We turned back onto the road briefly and then turned onto a rugged fire road. Footing became a little more difficult due to it being mostly a mix of loose rocks of varying sizes - we began steadily climbing also, but the changing elevation wasn't noticeably hard. It was the rocks of varying shapes and sizes that were just everywhere though - so any rhythm was lost. I kept working and within a mile had reached the crest of the hill and in doing so had passed several other runners.
As we crested the top, the fire road we had been on now adjoined another fire road - and this one was much less filled with the rocky scree. For the next 6 miles an approx. 1700' gradual descent allowed me to ease back into a better running rhythm - all the while being careful not to push too hard as there was a long climbing section soon to be encountered.
10 miles into the race the low elevation point (7100') came and with it the first obstacle I was not prepared for - a stream crossing. It was about 15' wide and at least a foot deep, with no way around it but through it. Being in a valley now, with heavy frost on the ground and wet feet it would have been easy to have some negative thoughts, instead I just pushed on with now squishy feet.
Ahead lay a 7 mile stretch of single track with over 2800' of elevation gain. I expected it to be not too terribly bad compared with what the Barr Trail has for the first 6 miles of the Pikes Peak Marathon. I thought that way going into it any way.
Introduce the bovine factor into the race. I was born in New Zealand - so cattle, sheep, pigs, chickens and other farm animals were part of my life growing up. Almost all farm animals are domesticated down under - meaning they are fenced in to rolling meadowed countryside. Apparently in this part of the planet they are set to roam free during the Summer - and not just in the fields - but also the forests. It was on race day that I discovered that I never knew that cows liked single track trails as much as I do.
Add in the large amounts of rain in the past weeks, including rain, sleet and snow the day before the race - footing became ridiculously hard. What was frozen now became mud and the hoof-prints of the cows made the footing completely unstable. For the next 15 miles any hope I had of trying to run steadily was gone. But everyone else was experiencing the same conditions - if I wasn't having fun - then I figured not too many others were thrilled either.
At 13 1/2 miles I almost caught up to a guy as we entered the 2nd aid station. I dropped off my hat, gloves and long sleeve shirt to try a have less weight. My shoes were anchored in mud though. The people at the aid station told me I was now in 10th place. Wow, I had passed more people than I thought after the initial mile. Thoughts of a top ten finish now entered my mind. It was still a battle to be positive and not depressed by the tough footing - but a potential top ten finish was helping the mindset a lot.

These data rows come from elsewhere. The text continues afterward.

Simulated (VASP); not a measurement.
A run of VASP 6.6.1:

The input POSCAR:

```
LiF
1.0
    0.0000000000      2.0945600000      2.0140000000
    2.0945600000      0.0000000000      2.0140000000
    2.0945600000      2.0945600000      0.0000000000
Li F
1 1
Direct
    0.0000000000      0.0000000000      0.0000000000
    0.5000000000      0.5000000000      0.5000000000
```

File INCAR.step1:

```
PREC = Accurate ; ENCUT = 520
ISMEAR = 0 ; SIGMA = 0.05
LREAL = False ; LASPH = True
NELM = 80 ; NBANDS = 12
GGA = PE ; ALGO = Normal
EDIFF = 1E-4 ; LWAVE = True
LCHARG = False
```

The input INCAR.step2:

A mile after we left I passed the other guy and moved into 9th place. The sun was now causing the footing underneath to really get sticky, so as I continued uphill oftentimes I would slide completely backwards, I resorted to grabbing tree branches and pulling myself up some of the steeper spots.
After 6 miles of going noticeably up I had slid up into 8th and then for the next mile the course took us out of the trees and across a high meadow. This allowed me to see another runner about a 1/2 mile ahead - but also a bunch of cows. I yelled at the cows something along the lines of "I can't wait till you're hamburgers!!"
The next mile continued up as we traversed across to the high point of the race (9976'), I gradually began to gain on the guy ahead of me but by the time I got to the high point we were now back in trees and began heading down so I had lost sight of him. We now had a 4 mile downhill stretch that was a snowmobile trail of sorts, with a lot of trees down across the trail it made for some hurdling experiences. About 2 miles into the downhill I caught and passed the next runner. Now I was beginning to think I may be able to get into the top 5.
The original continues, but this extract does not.